I parse data from a csv file that looks like this:
X,..,..,Dx,..,..
Y,..,..,Dy,..,..
X,..,..,Dx,..,..
Y,..,..,Dy,..,..
X,..,..,Dx,..,..
Y,..,..,Dy,..,..
Each row is an element of an array of a type I defined and used with FileHelpers. This probably isn't relevant, but I'm including this incase someone knows a trick I could do at this stage of the process using FileHelpers.
I'm only interested in pairs X,Dx and Y,Dy The data could have more than just X & Y eg.. (X,Dx); (Y,Dy); (Z,Dz); ...
I'll call the number of letters nL
The goal is to get the averages of Dx, Dy, ... for each group by processing an array of all D's which has SUM(nIterations) * nL elements.
I have a list of numbers of iterations:
let nIterations = [2000; 2000; 2000; 1000; 500; 400; 400; 400; 300; 300]
And for each of these numbers, I will have that many "letter groups." So the rows of data of interest for nIterations.[0], are rows 0 to (nIterations.[0] * nL)
To get the rows of interest for nIterations.[i], I make a list "nis" which is the result of a scan operation performed on nIterations.
let nis = List.scan (fun x e -> x + e) 0 nIterations
Then to isolate the nItertions.[i] group ..
let group = Array.sub Ds (nis.[i]*nL) (nIterations.[i]*nL)
Here's the whole thing:
nIterations |> List.mapi (fun i ni ->
let igroup = Array.sub Ds (nis.[i]*nL) (ni*nL)

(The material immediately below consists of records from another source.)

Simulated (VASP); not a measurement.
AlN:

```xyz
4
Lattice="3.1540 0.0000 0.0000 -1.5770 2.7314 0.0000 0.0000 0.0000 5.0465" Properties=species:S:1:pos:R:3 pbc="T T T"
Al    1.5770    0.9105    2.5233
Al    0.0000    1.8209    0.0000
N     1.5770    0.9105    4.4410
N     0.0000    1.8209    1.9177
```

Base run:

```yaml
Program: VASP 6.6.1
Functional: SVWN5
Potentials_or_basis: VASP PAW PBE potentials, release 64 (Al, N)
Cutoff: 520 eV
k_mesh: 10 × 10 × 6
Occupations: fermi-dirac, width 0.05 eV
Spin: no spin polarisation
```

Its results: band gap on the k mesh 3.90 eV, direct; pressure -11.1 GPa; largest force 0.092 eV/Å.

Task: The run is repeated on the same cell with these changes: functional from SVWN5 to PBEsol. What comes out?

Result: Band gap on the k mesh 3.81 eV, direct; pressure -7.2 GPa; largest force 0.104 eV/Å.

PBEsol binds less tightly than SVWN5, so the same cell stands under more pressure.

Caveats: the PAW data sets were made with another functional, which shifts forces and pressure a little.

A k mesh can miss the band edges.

let groupedbyLetter = (chunk nL igroup)
let sums = seq { for idx in 0..(nL - 1) do
let d = seq { for g in groupedbyLetter do
yield (Seq.head (Seq.skip idx g)) }
yield d |> Seq.sum }
sums |> Seq.map (fun x -> (x / (float ni))) ) |> List.ofSeq
That "chunk" function is one I found on SO:
let rec chunk n xs =
if Seq.isEmpty xs then Seq.empty
else
let (ys,zs) = splitAt n xs
Seq.append (Seq.singleton ys) (chunk n zs)
I have verified this works, and gets me what I want - a size nL collection of size nIterations.Length collections.
The problem is speed - this only works on small data sets; the sizes I'm working with in the example I've given are too big. It gets "hung" at the chunk function.
So my question is: How do I go about improving the speed of this whole process? (and/or) What is the best (or atleast a better) way to do that "transposition"
I figure I could:
- try to rearrange the data as I'm reading it in
- try to index the elements directly
- try breaking the process into smaller stages or "passes"
- ???